Towards standards for QSAR data setup

I have started to explore the possibilities of Bioclipse2 when it comes to projects with natures and autobuilds. This gave me the idea of automatic QSAR descriptor calculations, based on mine and Egon Willighagens work with QSAR in Bioclipse 1.x. The idea is to have a file (qsar.xml) that defines molecules and descriptors and might look something like below (note: demonstrational example, info and URL's are made up):

<molecule id="http://www.mol.repo.org/molecule?abc123" ns="myNS">
<molecule id="http://www.mol.repo.org/molecule?abc234" ns="myNS">
<descriptor id="http://www.cdk.sf.net/descriptors/xlogp:implementation1" name="XlogP">
<parameter key="cutoff" value="10">
<descriptor id="http://www.cdk.sf.net/descriptors/ZagrebIndex:02"/ name="Zagreb Index">

The implementation would be an automatic build that calculates all descriptors for each molecules when the qsar.xml changes, but only for deltas (i.e. partial build, do not build already built). This means, add a new descriptor to the qsar.xml and on save it will be calculated for all molecules. This would be done on the background and produce a descriptor matrix (dataset.csv). Any plots of this matrix would also be updated.

I have started to implement this in Bioclipse2 and intend to also create a public repository for storing these QSAR setups.

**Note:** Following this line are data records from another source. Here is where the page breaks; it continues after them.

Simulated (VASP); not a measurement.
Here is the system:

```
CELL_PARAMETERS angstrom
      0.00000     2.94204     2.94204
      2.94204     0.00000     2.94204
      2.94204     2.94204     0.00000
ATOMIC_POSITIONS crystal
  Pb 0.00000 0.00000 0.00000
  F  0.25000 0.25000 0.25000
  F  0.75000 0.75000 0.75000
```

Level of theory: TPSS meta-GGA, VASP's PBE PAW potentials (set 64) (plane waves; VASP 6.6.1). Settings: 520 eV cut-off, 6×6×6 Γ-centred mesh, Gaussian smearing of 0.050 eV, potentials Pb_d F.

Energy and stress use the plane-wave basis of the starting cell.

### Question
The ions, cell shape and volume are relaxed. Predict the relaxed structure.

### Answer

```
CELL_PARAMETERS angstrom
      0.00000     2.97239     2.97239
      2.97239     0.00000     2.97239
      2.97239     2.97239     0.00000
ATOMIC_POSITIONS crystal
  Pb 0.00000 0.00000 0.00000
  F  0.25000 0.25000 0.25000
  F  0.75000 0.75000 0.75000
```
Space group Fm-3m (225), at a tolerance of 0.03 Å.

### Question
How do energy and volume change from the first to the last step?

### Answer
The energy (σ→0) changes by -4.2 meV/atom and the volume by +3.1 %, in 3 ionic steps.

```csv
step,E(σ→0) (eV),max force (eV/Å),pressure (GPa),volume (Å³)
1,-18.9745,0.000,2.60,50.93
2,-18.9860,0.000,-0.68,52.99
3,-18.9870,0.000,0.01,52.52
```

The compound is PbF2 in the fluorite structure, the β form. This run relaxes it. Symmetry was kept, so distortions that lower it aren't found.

So, what is missing? Having unique ID's following the REST architecture for descriptors and molecules would make it a standards candidate for QSAR data matrices setup. I shall explore this with the CDK people. Comments on the project's design and implementation are very welcome.

1 comment:

  1. I appreciate open standards in all ways. Please note that not everybody has the same amount of time in knowing the actual code, interfaces, and bindings.
    In other words, if you want feedback from other projects and even commercial partners, you might want to exaplin things in more details and ask for feedback. I think many people might be willingly to contribute, even those not knowing Bioclipse implementation details. People following the regular workshops are probably the most experienced persons, but some other might be able to catch-up at least a little bit, if you just post enough about it !

    On the other hand, just go the pragmatic way and create your own standards. Please just make sure others had a fair chance in giving reasonable feedback in an informed way. This means I personally would appreciate to be informed about any progress in this direction without following the CVS and source code changes. So, please post more about it here or on the Wiki and let people know what is going on.

    I must admit that it is at the moment easier for me adding information to a Wiki then editing source code.